It’s so obvious you have to wonder why people haven’t been doing this for years now…
Witten proposes an incredibly simple and good way to evaluate a potential employee’s code skills during the interview. Instead of asking arbitrary code questions ask them to send in a code example they’re proud of before they come in and actually go over that code with them during the interview.
This is a much more realistic test for exhibiting coding prowess than some sort of artificial string manipulation problem. Additionally, and this is a hugely important point when performing any interview, it tends to put the candidate at ease to talk about their very own pre-written code, so they’re not sweating bullets and thereby giving you an inaccurate reading.
When you do go over someone’s code with them during an interview, here are the sorts of questions to ask:
- How would you explain this code to someone unfamiliar with it?
- Why did you make this particular design decision here?
- What are some trade-offs involved with this design decision?
- How would you go about profiling this code?
- Can you think of a way to optimize this particular section?
- How would you change things if the requirements were altered in this particular way?
- Seriously, man, tabs for indentation?
Basically, ask all the same sorts of questions you would normally ask after a candidate solves a stupid string manipulation problem on the whiteboard, but instead ask those questions about the candidate’s own pre-submitted code, written on a proper computer with the use of a proper compiler.

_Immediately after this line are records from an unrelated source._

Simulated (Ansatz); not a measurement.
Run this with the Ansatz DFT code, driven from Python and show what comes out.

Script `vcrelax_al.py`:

There’s another benefit to this that Witten doesn’t mention in his article and that’s the opportunity to observe what happens when you challenge that persons decisions. How do they react when you say “do you really think that was the best way to tackle that? Wouldn’t it have been better to …” Even if you don’t really believe it better to do it a different way it’s a situation that will come up and you want to know that the person is going to be able to handle criticism well and be willing to work on alternate solutions to things.
Like I said, why haven’t we been doing this for years?